Switzer’s company, Youth Scoreboards, was unveiling a new scoreboard system at the complex.

“It may look like a traditional scoreboard, but it’s actually a 6-and-a-half by 10-and-a-half LED screen that looks the part,” said Jon Phillips, the CEO of Youth Scoreboards and a former player of Switzer when the coach led the Oklahoma Sooners.

Phillips moved to Kansas City in the 1990s.

“Between outs, between innings, between games, we have ads that drop into it from the Cloud.”

And the whole system can be accessed with any smart phone.

“The scorekeeper swipes a QR code, the mechanism comes up, and they have control of the board,” Phillips said. “They have control of the outs, the inning, the timer, pitch county, everything, and it’s very intuitive.”

There’s nothing like the scoreboard at the youth level for the simple reason that it was designed for major college football.

“The first one we did was for the University of Texas,” the former Sooner head coach said. “And we ended up having Tennessee and Alabama in the SEC and we had Texas, Texas A&M, several schools throughout the Big 8.”

One night spent watching a youth baseball game convinced Switzer and his partner that youth complexes needed scoreboards like his. Switzer said he watched as a team mom was yelled at constantly, badgered throughout a game about the score. So a smaller version of their major college scoreboard was developed. Now, it was recently installed at 3&2.

“The 3&2 Complex is amazing,” Phillips said. “It’s been here over 60 years and it’s a staple in the community and it was the right place for us to dedicate this technology.”
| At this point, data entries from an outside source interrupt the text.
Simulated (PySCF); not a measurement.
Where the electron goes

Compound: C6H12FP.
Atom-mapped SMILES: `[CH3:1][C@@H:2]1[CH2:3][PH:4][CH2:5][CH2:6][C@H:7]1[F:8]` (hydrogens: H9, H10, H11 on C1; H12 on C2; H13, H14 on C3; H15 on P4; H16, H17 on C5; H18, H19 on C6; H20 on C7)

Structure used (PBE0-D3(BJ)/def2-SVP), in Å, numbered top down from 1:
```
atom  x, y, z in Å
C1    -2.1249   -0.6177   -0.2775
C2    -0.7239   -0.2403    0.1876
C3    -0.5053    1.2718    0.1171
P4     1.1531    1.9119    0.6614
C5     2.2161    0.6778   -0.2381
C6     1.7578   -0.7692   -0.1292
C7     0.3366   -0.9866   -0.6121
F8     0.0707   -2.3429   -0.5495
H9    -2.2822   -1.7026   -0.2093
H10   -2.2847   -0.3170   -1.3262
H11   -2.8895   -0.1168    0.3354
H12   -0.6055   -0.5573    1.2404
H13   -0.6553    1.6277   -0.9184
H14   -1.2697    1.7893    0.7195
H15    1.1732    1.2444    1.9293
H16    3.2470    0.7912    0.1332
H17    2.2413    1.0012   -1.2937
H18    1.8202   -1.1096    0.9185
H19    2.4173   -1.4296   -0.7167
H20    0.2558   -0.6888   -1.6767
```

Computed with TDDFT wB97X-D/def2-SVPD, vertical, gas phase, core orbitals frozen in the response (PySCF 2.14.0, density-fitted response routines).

Switzer said the scoreboards were given to the complex for free. When the initial investment is paid off, the complex shares the advertising revenue with the company.

“The kids really really love it,” Phillips said. “They all wanted to stand in front of the scoreboard and take pictures.”

Youth Scoreboards hopes to install 75 scoreboards across Kansas City before next baseball season.